Wednesday, 9 September 2015


Red-footed Falcon on the patch today is a FULL, FAT, PATCH TICK!

As I turned up with no scope or camera, I've nicked this from Tom Cadwallender (cheers Tom)
I was in Warkworth this afternoon watching the Tour of Britain cycle race come through the Northumberland Coast AONB, as I was leaving I got a phone call from Frank Golding who said "I think I might have had a red-footed falcon over Hemscotthill Farm"  - Frank had also been watching the TofB but had put his camera away when the bird cam by and he hadn't seen where it went.

I had some more work to do, but I drove by that way on my home, checking fence-posts and overhead wires as I went, not seeing anything.

An hour or so later, I got a phone call from Dave Elliott to say he was watching a male red-footed falcon just north of Bell's Farm. I was soon on the scene (without a scope or camera, luckily I had my bins) to watch a fantastic male red-footed falcon sitting on some straw bales by the side of a field that was being sown, eating a worm.

Not technically on the patch, but the rules of PWC are that if it is seen from the patch - it counts. So off I ran, up the road, with Janet's scope, to watch it from my patch boundary.

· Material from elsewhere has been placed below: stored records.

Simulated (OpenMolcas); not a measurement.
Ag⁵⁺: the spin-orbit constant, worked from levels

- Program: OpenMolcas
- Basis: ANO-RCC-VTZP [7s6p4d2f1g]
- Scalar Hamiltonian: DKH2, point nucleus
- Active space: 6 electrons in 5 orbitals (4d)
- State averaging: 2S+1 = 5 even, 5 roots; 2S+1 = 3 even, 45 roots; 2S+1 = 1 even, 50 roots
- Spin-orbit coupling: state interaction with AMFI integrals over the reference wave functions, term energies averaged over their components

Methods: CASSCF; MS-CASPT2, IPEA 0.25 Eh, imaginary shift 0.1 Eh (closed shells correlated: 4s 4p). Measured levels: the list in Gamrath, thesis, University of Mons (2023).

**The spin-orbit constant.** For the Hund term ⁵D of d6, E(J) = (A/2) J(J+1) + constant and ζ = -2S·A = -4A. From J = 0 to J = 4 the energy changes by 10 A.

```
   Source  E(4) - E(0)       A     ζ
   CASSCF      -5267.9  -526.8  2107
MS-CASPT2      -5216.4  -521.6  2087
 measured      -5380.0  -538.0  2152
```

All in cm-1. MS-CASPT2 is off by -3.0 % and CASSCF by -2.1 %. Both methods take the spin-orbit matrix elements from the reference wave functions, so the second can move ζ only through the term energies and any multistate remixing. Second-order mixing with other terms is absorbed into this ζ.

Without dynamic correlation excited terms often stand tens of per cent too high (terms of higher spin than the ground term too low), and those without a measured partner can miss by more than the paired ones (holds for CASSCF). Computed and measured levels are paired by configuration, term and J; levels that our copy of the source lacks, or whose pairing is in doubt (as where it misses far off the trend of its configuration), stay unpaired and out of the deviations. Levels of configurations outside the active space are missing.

We watched it for a half an hour or so, getting good views as it flew from the straw bales to the fence and back. There were two generations of feathers in the wing and it was in active moult, showing it to be a second-calender-year male. - A stunning bird!

A good handful of county-listers came for it, but a lot hadn't arrived when the red-foot was flushed up by a passing marsh harrier. It flew off, north... right over the patch (so it is a proper patch-bird now) and just kept going. It was last seen heading over the plantation towards Low Chibburn and Red Row.

The addition of red-footed falcon to my patch list takes it to 237. I did wonder whether I would see any new birds on the patch this year after an incredible five new species last year.

R-FF was also a new bird for Northumberland and Britain for me.

Big thanks to Frank and Dave!

Sunday, 16 August 2015

Quiet start to the Autumn

Autumn has started quietly on the patch. On Wednesday I put some nets up for a ringing session. I caught a mixture of adult and juvenile warblers (chiffchaff, willow and sedge warblers, blackcap), which I presume were all local birds as nothing was carrying any fat. I also caught a grasshopper warbler, a female with the remains of a brood patch, very close to where a male was singing for a few nights four weeks ago. A bullfinch was calling nearby but I didn't catch it.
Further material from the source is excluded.